There are some days when I wish I could just press that hypothetical magic button and be thin.
Yes, it’s true. But before a mass of anti-fat bloggers leap on me with a triumphant “aha!”, the reason isn’t what you might think.
It’s not about admitting that I actually hate being fat. I’ve never not been fat, so I don’t really know if I’d like being thin any better, but I’m perfectly comfortable with my fatness in and of itself. There aren’t many things I want to do that I can’t do because of my size, and most of those things I can’t do not because it’s actually impossible to do it at my size but because the world doesn’t think people my size want to or should do it, like buying certain clothes and using a Wii Fit and going on rollercoasters and stuff (actually, I’m not that interested in going on rollercoasters anyway).
The reason isn’t because I think thin people are objectively and intrinsically more attractive, healthy, intelligent, classy or whatever than fat people (I don’t think they’re objectively and intrinsically less attractive etc. either – variety is both the spice of life and pretty inevitable!). The reason isn’t because I think desirable men find thin women more attractive than fat women. It isn’t because I’m jealous of the attention thin ladies get and I want some of that for myself. I get about as much attention from men as I want, to be honest, and men who think only thin women, or only women they personally find sexy, deserve their attention are not men I would want attention from even if I were thin.
The reason is that being fat in a world that hates fat people is exhausting, and sometimes it feels like it would be easier to just be thin and not have to think about it than it is to stop the world from hating fat people. You may be familiar with being hated or vilified because of some integral part of yourself that is either beyond your control or is very important to your identity (or both). It drains the life out of you. When you have to fight to remind yourself every day that you are not ugly, not disgusting, not worthless, not unloveable, and when the tiniest slip in your rigorous regimen of self-affirmations or a single unexpected slur from a friend can make you feel like a piece of shit for days, the idea of not having to deal with it any more is very seductive.
It’s one of the reasons why people keep dieting even when they’ve tried and failed to become thin a hundred times before. Being thin won’t make you happier or a better person and it won’t magically fix all your problems, but it will save you from being a direct target of fat hatred. The appeal could be that you’ll finally able to feel smug and superior to all those fatties who didn’t make it, or that nobody will make snide comments about how gross you are anymore, or that nobody will claim that your politics are all the product of ugly fat girl jealousy any more. Getting off the roundabout of self-loathing and being loathed is super appealing sometimes, and I don’t blame other fatties for choosing to escape it by trying to lose weight rather than the longer term project of trying to end fat oppression. Diets don’t work in the vast majority of cases, but I also don’t really expect my society to have stopped vilifying fat people in my lifetime either, so both tasks can feel equally futile. At least when you’re dieting you can get good fatty brownie points.

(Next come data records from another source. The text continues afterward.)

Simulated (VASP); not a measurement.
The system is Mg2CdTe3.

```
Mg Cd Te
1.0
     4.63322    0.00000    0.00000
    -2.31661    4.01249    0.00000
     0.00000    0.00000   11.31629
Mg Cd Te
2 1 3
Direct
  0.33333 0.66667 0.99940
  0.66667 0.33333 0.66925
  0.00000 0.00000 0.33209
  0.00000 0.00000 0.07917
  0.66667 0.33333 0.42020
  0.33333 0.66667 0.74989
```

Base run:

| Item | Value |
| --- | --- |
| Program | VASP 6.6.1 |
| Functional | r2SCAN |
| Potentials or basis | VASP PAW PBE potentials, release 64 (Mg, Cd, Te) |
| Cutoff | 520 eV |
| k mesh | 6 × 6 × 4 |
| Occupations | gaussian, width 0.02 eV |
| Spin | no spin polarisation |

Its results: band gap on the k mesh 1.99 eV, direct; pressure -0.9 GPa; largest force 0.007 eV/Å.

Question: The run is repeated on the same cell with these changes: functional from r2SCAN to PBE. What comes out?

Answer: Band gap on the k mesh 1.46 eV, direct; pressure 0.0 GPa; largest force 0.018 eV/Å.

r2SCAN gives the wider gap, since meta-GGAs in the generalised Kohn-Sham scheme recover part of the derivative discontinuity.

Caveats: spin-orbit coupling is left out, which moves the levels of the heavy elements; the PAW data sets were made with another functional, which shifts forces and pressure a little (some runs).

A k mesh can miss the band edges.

But there’s a problem with that plan. Body shaming is more complex than just “fat people get it and thin people don’t”. There isn’t a magic weight at which systemic fat hatred stops being damaging; when fat hatred is accepted and internalised, the fear of becoming fat can be crushing as well as the self-flagellation of being a fat-hating fat person, and can be just as likely to reduce your life to an endless, miserable surveillance of everything you eat and do. Becoming or being thin doesn’t protect a person from fat hatred and body shaming (have you ever noticed how some of the most vocal and vicious detractors of fat acceptance are people who used to be fat themselves?). It’s nice to think that just being thin would end the pain of fat stigma and shame, and it’s even the reasoning behind a lot of weight loss campaigns, but the truth is it won’t. The only thing that will end the pain of fat stigma and shame is making a world where we don’t stigmatise or shame fat people.
Being fat in a world that hates fat people is hard. But being thin in a world that hates fat people is hard too. So while the magic thin button is an occasionally tempting fantasy, it is just that – a fantasy. The less magical thin button of starving myself down to a size 10 isn’t going to erase the pain of fat stigma, and so it won’t actually solve the underlying problem that is the only reason I am ever unhappy about being fat; I don’t like being hated. The only way I can solve that problem is to continue doing what I am already doing: fighting fat hatred on whatever tiny level I can, being the humourless fat feminist who always ruins everyone’s fun by objecting to their jokes, being visible in my fat body and being relentlessly positive about who I am and what I look like. There are days when all I want to do is press the magic button and make it all go away, but just as there is no magic thin button there’s no magic anti-bigotry button either, so I pick myself up, dust myself off and start again.
So go ahead, detractors, hit me with whatever you’ve got. I’ll keep on fighting you. Because I’m pretty sure if I can survive being fat in a fat-hating world, I can survive pretty much anything.